KUALA LUMPUR: Nepal, hard-hit by Malaysia’s decision to bar the recruitment of foreign workers for the manufacturing and services sectors, has amended a proposed labour pact to help lift the ban on its workers.
The memorandum of understanding (MoU) on manpower hit a snag last year largely due to the Nepal government being uncomfortable with a clause allowing Malaysia to create a recruitment base in Kathmandu to directly source Nepali workers.
Nepalese Ambassador to Malaysia Dr Rishi Raj Adhikari said the earlier pre-condition requiring Nepal to approve the setting up of the recruitment base had been “re-phrased to accommodate both sides”.
“On our side, the amended draft is ready. It now states that direct recruitment can be done but with the approval of the Nepal government. This is the change that we have made to accommodate Malaysia’s terms,” he said in an interview.
There are about 174,000 Nepali workers registered here, with unofficial statistics putting the figure at 400,000 including illegals.

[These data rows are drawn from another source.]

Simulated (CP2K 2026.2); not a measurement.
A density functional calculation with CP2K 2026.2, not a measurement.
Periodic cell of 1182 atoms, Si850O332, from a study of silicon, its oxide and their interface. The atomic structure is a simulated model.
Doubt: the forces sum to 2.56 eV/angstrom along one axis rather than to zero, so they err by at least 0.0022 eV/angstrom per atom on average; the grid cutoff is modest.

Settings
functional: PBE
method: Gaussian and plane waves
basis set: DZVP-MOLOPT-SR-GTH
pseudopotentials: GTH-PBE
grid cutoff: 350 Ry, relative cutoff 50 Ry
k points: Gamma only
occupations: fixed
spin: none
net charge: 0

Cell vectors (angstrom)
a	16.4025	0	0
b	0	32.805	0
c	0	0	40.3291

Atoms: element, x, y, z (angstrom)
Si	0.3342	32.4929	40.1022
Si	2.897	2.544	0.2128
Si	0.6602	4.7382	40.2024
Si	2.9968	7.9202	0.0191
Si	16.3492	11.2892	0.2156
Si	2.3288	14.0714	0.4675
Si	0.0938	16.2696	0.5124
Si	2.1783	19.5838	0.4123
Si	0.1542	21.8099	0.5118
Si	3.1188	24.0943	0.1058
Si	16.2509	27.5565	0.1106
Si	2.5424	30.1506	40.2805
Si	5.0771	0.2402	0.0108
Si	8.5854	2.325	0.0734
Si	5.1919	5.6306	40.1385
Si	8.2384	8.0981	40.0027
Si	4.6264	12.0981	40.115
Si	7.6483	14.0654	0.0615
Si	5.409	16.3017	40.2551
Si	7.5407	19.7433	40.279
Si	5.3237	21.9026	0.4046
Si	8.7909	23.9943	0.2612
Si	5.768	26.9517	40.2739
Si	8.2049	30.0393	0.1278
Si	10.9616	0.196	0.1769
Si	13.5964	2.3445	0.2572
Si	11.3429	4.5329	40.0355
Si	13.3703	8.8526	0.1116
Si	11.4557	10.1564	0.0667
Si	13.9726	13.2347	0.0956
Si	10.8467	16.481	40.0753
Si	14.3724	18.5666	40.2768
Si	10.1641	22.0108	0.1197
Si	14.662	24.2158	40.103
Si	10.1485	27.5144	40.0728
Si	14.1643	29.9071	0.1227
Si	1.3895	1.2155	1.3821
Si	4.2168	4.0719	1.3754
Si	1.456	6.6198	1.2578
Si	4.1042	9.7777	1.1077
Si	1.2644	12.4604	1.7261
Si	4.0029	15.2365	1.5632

Malaysia is the second largest employer of Nepali workers after the United Arab Emirates.
Last year, the security sector here remained the niche for Nepali workers, but the manufacturing sector also accounts for a large number of them.
Dr Adhikari, who said that about 65,000 Nepalese arrived here last year to take up jobs, said he met Home Ministry secretary-general Datuk Seri Mahmood Adam last week to urge him to review the ban on Nepali security guards.
“He told me that the stand was that if Malaysian security firms could justify recruiting Nepali workers, the ministry would consider it. It would be on a case-by-case basis,” he added.
The envoy, who launched a book on Nepal-Malaysia relations written by Hiranyalal Shrestha on Saturday, said he had proposed that his government consider sending workers to take up jobs as domestic maids in Malaysia.
“I think cases of maid abuse here are isolated as the maids are generally well-treated. I have suggested that a separate MoU be signed to govern the intake of domestic workers from Nepal,” he said.